Japan Geoscience Union Meeting 2025

Presentation information

[E] Oral

M (Multidisciplinary and Interdisciplinary) » M-GI General Geosciences, Information Geosciences & Simulations

[M-GI27] Data-driven approaches for weather and hydrological predictions

Thu. May 29, 2025 9:00 AM - 10:30 AM Exhibition Hall Special Setting (4) (Exhibition Hall 7&8, Makuhari Messe)

convener:Shunji Kotsuki(Center for Environmental Remote Sensing, Chiba University), Daisuke Hotta(Meteorological Research Institute), Yuki Yasuda(Institute of Science Tokyo), Thomas Sekiyama(Meteorological Research Institute), Chairperson:Yuki Yasuda(Institute of Science Tokyo)

9:00 AM - 9:15 AM

[MGI27-01] Global precipitation nowcasting with ConvLSTM and adversarial training

★Invited Papers

*Shigenori Otsuka1, Takemasa Miyoshi1 (1.RIKEN)

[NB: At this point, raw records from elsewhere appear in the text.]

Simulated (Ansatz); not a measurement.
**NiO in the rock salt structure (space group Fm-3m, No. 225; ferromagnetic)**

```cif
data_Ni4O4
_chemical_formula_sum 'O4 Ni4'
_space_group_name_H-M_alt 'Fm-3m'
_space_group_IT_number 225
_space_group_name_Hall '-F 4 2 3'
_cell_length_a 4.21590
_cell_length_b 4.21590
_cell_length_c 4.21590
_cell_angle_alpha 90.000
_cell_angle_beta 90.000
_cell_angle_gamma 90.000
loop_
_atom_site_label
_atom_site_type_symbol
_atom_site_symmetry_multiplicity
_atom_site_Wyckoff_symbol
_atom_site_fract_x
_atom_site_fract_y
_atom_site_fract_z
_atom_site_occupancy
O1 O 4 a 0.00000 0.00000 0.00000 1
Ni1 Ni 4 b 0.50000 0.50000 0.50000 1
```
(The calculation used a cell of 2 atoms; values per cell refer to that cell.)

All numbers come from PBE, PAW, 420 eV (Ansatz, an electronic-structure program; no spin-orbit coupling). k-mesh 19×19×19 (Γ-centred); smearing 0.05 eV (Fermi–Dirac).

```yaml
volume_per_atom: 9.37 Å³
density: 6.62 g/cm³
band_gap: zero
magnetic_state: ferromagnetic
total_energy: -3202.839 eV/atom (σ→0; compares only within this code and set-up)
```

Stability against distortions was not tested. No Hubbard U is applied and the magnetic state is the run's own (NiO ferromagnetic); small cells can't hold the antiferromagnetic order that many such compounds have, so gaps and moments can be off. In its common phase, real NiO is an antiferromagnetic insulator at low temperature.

Keywords:precipitation nowcasting, deep learning, adversarial training

Precipitation nowcasting provides prediction of precipitation for a short time based on most recent precipitation image patterns observed by weather radars and meteorological satellites. Conventional precipitation nowcasting performs spatiotemporal extrapolation by tracking rain areas and moving them forward in time by an advection model. Recently, deep learning-based precipitation nowcasting is becoming more popular. Image processing capabilities of deep learning enable us to implement such nowcasting applications at relatively low cost. Some operational meteorological centers are already deploying their deep learning-based nowcasting systems. However, there are still issues such as a blurring effect. In this presentation, an experimental system for global precipitation nowcasting will be presented. Global Satellite Mapping of Precipitation (GSMaP) is a semi-global precipitation product by JAXA derived from mainly microwave and infrared satellite observations. Hourly updated precipitation distributions on a 0.1-deg-by-0.1-deg mesh are provided between 60S-60N. Here we trained a ConvLSTM-based model with the previous 24 images to generate the future 12 images, i.e., 12 hours lead time. To address the blurring problem, an adversarial training framework was adopted. The results indicated that the ConvLSTM-based model generally outperformed a conventional tracking-based nowcasting system.